Ivanka Trump’s book is out this week (read our list of alternatives here), and the critics are using its debut on shelves as an opportunity to whip out their funniest, most acerbic one-liners and zingers. The biggest targets are the writer’s (or ghostwriters, as the case may be) obliviousness to her own immense privilege, as well as the use of quotes from people like Toni Morrison on slavery to illustrate mundane issues like… answering too many emails.
But enough from us, here are the lines we chuckled at from a list of (all female) book critics:
“[Sheryl] Sandberg has often been criticized for her privilege and for not paying sufficient heed to the structural forces that hold women back, particularly if they’re not rich, white, and heterosexual…Ivanka makes Sandberg look like Rosa Luxemburg.”
Jennifer Senior at The New York Times
“It’s a strawberry milkshake of inspirational quotes. Lee Iacocca appears two pages before Socrates. Toni Morrison appears one page after Estée Lauder. A quote from Nelson Mandela introduces the section that encourages women to ask for flextime: “It always seems impossible until it’s done.”
…
It is amazing how many times “Women Who Work” talks about the importance of Your Team. There are more teams in this book than there are in the N.F.L. In the case of maternity leave, she advises “to be present with your little one, and not wondering whether or not your team is floundering without you.” She adds that you should ‘Find someone trustworthy and capable on your team to act as a gatekeeper once you go on leave.’”
Annalisa Quinn at NPR:
“Ostensibly a business guide for women, Women Who Work is a long simper of a book, full of advice so anodyne (“I believe that we each get one life and it’s up to us to live it to the fullest”), you could almost scramble the sentences and come out with something just as coherent.
Trump’s lack of awareness, plus a habit of skimming from her sources, often results in spectacularly misapplied quotations — like one from Toni Morrison’s Beloved about the brutal psychological scars of slavery. “Freeing yourself was one thing; claiming ownership of that freed self was another,” is positioned in cute faux-handwritten capitals (and tagged #itwisewords) before a chapter on “working smarter.” In it, she asks: ‘Are you a slave to your time or the master of it? Despite your best intentions, it’s easy to be reactive and get caught up in returning calls, attending meetings, answering e-mails …'”
Jia Tolentino at The New Yorker:
“When Ivanka published her first book, “The Trump Card,” she was twenty-eight, and her air of oblivious diligence was a reasonable fit for her position as a hardworking heiress, the favored child of a celebrity tycoon. Now that her father is the President and she has assumed a post in the White House, it feels downright perverse to watch her devote breathless attention to the self-actualization processes at work in the lives of wealthy women while studiously ignoring the political forces that shape even those lives…

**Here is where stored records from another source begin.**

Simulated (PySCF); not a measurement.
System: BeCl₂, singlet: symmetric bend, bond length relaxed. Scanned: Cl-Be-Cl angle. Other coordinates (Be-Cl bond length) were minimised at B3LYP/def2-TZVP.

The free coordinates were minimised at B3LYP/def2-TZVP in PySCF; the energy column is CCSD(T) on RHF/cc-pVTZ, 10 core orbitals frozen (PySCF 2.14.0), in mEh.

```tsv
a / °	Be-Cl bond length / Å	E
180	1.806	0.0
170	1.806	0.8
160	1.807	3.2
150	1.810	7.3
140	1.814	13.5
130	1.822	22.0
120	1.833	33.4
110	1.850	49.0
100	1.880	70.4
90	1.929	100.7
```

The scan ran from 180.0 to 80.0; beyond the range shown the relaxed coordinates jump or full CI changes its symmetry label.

What’s more striking is that the book fails even to get its own story straight: Which came first, Ivanka’s women’s-empowerment initiative or her desire to sell more shoes?”
“This is typical of Ivanka’s feminism, which has always been less about providing specific, workable solutions than it is about presenting marketable, aspirational images of Ivanka herself. She’s meant to be the Exceptional Woman, the one woman with all the skills necessary to survive and thrive within patriarchy; we’re meant to believe that emulating her will serve us better than engaging with the underlying structures that disadvantage women in the first place.
In reality, women dealing with workplace discrimination need practical solutions more than they need social-media #inspo. But Ivanka’s only concrete advice for women struggling to find work-life balance, is to—well, be Ivanka.”
Of course, as much as we’re tempted to laugh, Bryce Covert at ThinkProgress reminds us that, “It’s easy to laugh off some of these out-of-touch stories,” but “The book would be a mostly harmless self-help manual for the 1 percent if it weren’t for the fact that through it, and through her official White House role, Trump is purporting to lead the charge in changing women’s place in society.”
But maybe this is the review that made me laugh the most, on Amazon: “Well, reading this was an hour of my life I will never get back.”